Today - well, Thursday - was my birthday. I'd like to say that it was a horrible day, but that would be acknowledging it was even a day. It started out okay, meaning that I woke up. It was downhill from there.
I tried to knit, but I kept fucking that up. At least I got to watch my daytime shows - you know, People's Court, Judge Mathis, others of the same genre. I told Hubster that I was going to take a short nap before we went to dinner. Then I woke up... and it was after midnight. He woke up around the same time. So now he's fixing us dinner. The only exciting things that went on while I was asleep are that Emma peed on my pillow while I slept, and I put my ciggie out on the sheets. Oh... I also dumped a cup of coffee on the bed. So now I'm sitting on a pee- and coffee-stained set of sheets with holes and ashes on them. No gift, no balloons, no anything. I have to wait until the first before we can celebrate because we don't have any money. And even then, all we're going to do is go to the fair. I shouldn't complain, but nobody's listening anyway. Now that I've finished dinner, it's on to a hopefully somewhat productive night of knitting. Oh... and I just hit the keyboard with my ciggie, so the shift key has a burn mark on it. Just shoot me now.
As for the good news, we're finally in the Bay Area for good. Of course, the residence hotel we're staying at is making us leave on Saturday morning because the way Hubster's paycheck falls doesn't allow us to afford the bill. It's on to Mom's and more fun and games. Things over there aren't any better than they are here. I haven't lived at home since 1984, so this should be a hoot. Argh.

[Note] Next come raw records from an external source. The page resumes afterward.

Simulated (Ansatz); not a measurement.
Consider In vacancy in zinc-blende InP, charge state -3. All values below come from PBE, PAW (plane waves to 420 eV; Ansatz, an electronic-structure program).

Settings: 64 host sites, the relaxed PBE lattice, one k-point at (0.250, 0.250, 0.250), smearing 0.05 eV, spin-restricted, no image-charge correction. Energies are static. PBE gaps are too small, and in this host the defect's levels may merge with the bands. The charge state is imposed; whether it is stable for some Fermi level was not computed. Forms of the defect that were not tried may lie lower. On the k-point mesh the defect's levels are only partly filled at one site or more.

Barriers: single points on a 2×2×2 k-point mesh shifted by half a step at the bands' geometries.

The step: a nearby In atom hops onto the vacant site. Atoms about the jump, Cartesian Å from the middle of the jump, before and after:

To put the icing on the cake, my grandma had a stroke last week. She's not doing too well - she's seeing things like ghost children climbing in the window, monsters under the bed, things like that. I guess she's also wanting constant attention. So while Hubster is working, I'll be entertaining her. Apparently, she's getting on Mom's nerves. Mom has about as much sympathy as a wilted head of lettuce and also the same amount of compassion because she's never been around sickness, but I can't do what I'd like to anymore - you know, simple things like sit and stand. It's going to be interesting. At least living there will allow us to save a lot of money fairly quickly so we can afford to get our own place again. I live for the moment.
As long-time readers know, I usually get maudlin around my birthday, but this one is different. It may well be my last one, and I had really wanted it to be special. I wanted to spend time with Hubster, maybe go out to dinner, perhaps even go to the fair - just be together and have some fun. None of those things happened. While we're celebrating on the first, it's not the same. I still miss having a gift to open, being fussed over, having people over for a party - the things that I used to love so much about birthdays. This one, though... I wanted to celebrate being alive. I guess when you get down to it, every day I'm given is a gift in itself, and I don't need anything to open to celebrate that. I really need to get over myself and just be thankful, period.
It would still be nice to go to Reno or something, though.
Seriously, after reading through this entry, I see that I do have a lot to celebrate. I'm still here. Grandma is still with us, even though I think the end is in sight. Hubster is still with me. We have a roof over our heads and food on the table. And I have you, my readers, some of whom have become good friends. Sometimes we lose sight of what's truly important in life until we're faced with the consequences. I'm going to try to do better and be a better person. Why?
Because life is a celebration.
Happy birthday to me. :)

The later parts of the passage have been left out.